In a development security pros feared, attackers are actively targeting yet another set of critical server vulnerabilities that leave corporations and governments open to serious network intrusions.
The vulnerability this time is in BIG-IP, a line of server appliances sold by Seattle-based F5 Networks. Customers use BIG-IP servers to manage traffic going into and out of large networks. Tasks include load balancing, DDoS mitigation, and web application security.
Last week, F5 disclosed and patched critical BIG-IP vulnerabilities that allow hackers to gain complete control of a server. Despite a severity rating of 9.8 out of 10, the security flaws got overshadowed by a different set of critical vulnerabilities Microsoft disclosed and patched in Exchange server a week earlier. Within a few days of Microsoft’s emergency update, tens of thousands of Exchange servers in the US were compromised.
Day of reckoning
When security researchers weren’t busy attending to the unfolding Exchange mass compromise, many of them warned that it was only a matter of time before the F5 vulnerabilities also came under attack. Now, that day has come.
Researchers at security firm NCC Group on Friday said they’re “seeing full chain exploitation” of CVE-2021-22986, a vulnerability that allows remote attackers with no password or other credentials to execute commands of their choice on vulnerable BIG-IP devices.
“After seeing lots of broken exploits and failed attempts, we are now seeing successful in the wild exploitation of this vulnerability, as of this morning,” Rich Warren, Principal Security Consultant at NCC Group and co-author of the blog wrote.
In a blog post NCC Group posted a screenshot showing exploit code that could successfully steal an authenticated session token, which is a type of browser cookie that allows administrators to use a web-based programming interface to remotely control BIG-IP hardware.

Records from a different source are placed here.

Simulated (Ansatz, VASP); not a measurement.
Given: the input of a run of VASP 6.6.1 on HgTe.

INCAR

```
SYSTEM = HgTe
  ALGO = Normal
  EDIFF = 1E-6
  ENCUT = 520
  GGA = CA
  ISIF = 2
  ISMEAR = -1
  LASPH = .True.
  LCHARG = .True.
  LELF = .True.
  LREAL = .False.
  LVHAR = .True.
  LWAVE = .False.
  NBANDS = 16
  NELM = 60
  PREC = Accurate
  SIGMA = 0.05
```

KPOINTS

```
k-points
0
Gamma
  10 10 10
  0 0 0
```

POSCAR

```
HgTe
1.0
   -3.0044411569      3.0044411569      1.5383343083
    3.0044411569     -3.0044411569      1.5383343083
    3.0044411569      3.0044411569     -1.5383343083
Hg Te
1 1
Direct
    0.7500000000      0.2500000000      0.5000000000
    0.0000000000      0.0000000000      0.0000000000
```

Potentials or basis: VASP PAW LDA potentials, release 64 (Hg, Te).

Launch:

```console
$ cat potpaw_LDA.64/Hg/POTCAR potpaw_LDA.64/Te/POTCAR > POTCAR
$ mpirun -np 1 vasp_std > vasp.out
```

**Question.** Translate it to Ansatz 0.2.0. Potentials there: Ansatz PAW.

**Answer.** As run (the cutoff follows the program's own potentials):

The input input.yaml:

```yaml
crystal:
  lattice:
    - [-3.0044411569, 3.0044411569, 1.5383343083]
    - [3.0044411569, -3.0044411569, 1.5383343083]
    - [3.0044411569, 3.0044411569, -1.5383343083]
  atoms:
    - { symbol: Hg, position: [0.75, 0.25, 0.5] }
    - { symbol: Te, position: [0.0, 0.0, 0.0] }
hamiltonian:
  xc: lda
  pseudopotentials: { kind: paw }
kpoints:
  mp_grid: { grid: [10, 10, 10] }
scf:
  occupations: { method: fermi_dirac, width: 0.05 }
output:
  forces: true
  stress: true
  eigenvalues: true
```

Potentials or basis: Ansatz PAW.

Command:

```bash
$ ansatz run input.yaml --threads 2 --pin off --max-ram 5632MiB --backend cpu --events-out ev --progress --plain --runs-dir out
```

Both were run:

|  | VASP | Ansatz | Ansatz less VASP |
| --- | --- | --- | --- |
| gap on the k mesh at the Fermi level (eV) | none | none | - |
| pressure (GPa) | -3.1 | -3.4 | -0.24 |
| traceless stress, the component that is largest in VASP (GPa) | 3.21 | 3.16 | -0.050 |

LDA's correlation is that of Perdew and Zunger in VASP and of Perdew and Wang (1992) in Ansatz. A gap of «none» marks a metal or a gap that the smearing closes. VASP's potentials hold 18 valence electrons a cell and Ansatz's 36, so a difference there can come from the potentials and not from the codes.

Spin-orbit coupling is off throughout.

“The attackers are hitting multiple honeypots in different regions, suggesting that there is no specific targeting,” Warren wrote in an email. “It is more likely that they are ‘spraying’ attempts across the internet, in the hope that they can exploit the vulnerability before organizations have a chance to patch it.”
He said that earlier attempts used incomplete exploits that were derived from the limited information that was available publicly.